Battery life remains a huge issue in devices ranging from smartphones to electric vehicles. While computing technology continues to evolve at a breakneck speed, battery technology has been stuck in limbo for several years. Very few smartphones can make it through a single day of usage without needing to be charged.
However we might soon able to have a mobile phone with double or triple the battery life. Thanks to a new breakthrough from a team of researchers at Stanford University, who have created the ‘holy grail’ of battery design, a lithium anode battery that could make handsets last three-times longer on a single charge.
Currently all phones, laptops and tablets use lithium ion batteries. All batteries have three elements, an electrolyte that provides electrons, an anode that discharges those electrons and a cathode that accepts them. The lithium is in the electrolyte, but not in the anode. In essence, an anode of pure lithium can store anywhere from 200% to 400% of the energy that current designs can manage in similar size and weight battery.
A huge challenge in using a lithium anode in these types of batteries is that while charging, lithium ions expand as they assemble on the anode. The expansion is a lot more volatile and uneven than the present anode materials resulting in cracks in the anode. The breakage in the anode could lead to build out of hair-like structures called dendrites. These dendrites can short-circuit the battery and lead to shorter overall battery lifespan. Another issue is that lithium ion batteries generate a lot of heat, leading to smartphone batteries overheating and damaging electronics. Even Boeing’s new Dreamliner plane caught on fire from their battery packs.

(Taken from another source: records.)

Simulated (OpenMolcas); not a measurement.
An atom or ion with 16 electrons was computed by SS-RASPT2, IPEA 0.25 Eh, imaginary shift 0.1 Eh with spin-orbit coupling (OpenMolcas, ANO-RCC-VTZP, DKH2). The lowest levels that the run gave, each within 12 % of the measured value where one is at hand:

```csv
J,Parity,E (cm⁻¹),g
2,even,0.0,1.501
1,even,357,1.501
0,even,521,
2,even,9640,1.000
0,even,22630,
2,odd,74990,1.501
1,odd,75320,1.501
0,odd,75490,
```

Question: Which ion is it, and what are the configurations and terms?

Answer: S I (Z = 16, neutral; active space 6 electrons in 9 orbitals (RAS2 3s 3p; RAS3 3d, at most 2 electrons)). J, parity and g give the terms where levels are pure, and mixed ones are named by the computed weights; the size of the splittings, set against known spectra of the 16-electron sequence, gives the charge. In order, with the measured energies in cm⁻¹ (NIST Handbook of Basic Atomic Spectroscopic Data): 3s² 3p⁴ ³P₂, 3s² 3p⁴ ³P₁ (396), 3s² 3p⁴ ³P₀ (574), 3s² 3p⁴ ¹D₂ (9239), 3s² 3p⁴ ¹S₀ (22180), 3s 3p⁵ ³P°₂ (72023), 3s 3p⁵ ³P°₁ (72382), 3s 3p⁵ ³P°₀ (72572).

The Stanford team, which includes former US Secretary of Energy Steven Chu, have come up with a technique that allows them to build thicker and more efficient lithium in the battery’s anode through the use of a nanoscopic carbon dome, which helps to keep the volatile chemical in check, thus extending its lifespan. Researchers believe that the nanospheres would not get in the way of the chemical reaction in the battery, but offer mechanical strength to help the battery cope with expansion of the lithium during the recharge and discharge cycles.
If this technology goes into mass production, it would mean a stable, efficient battery that will last for years without needing to be charged or electric cars being able to cover long distances on a single charge.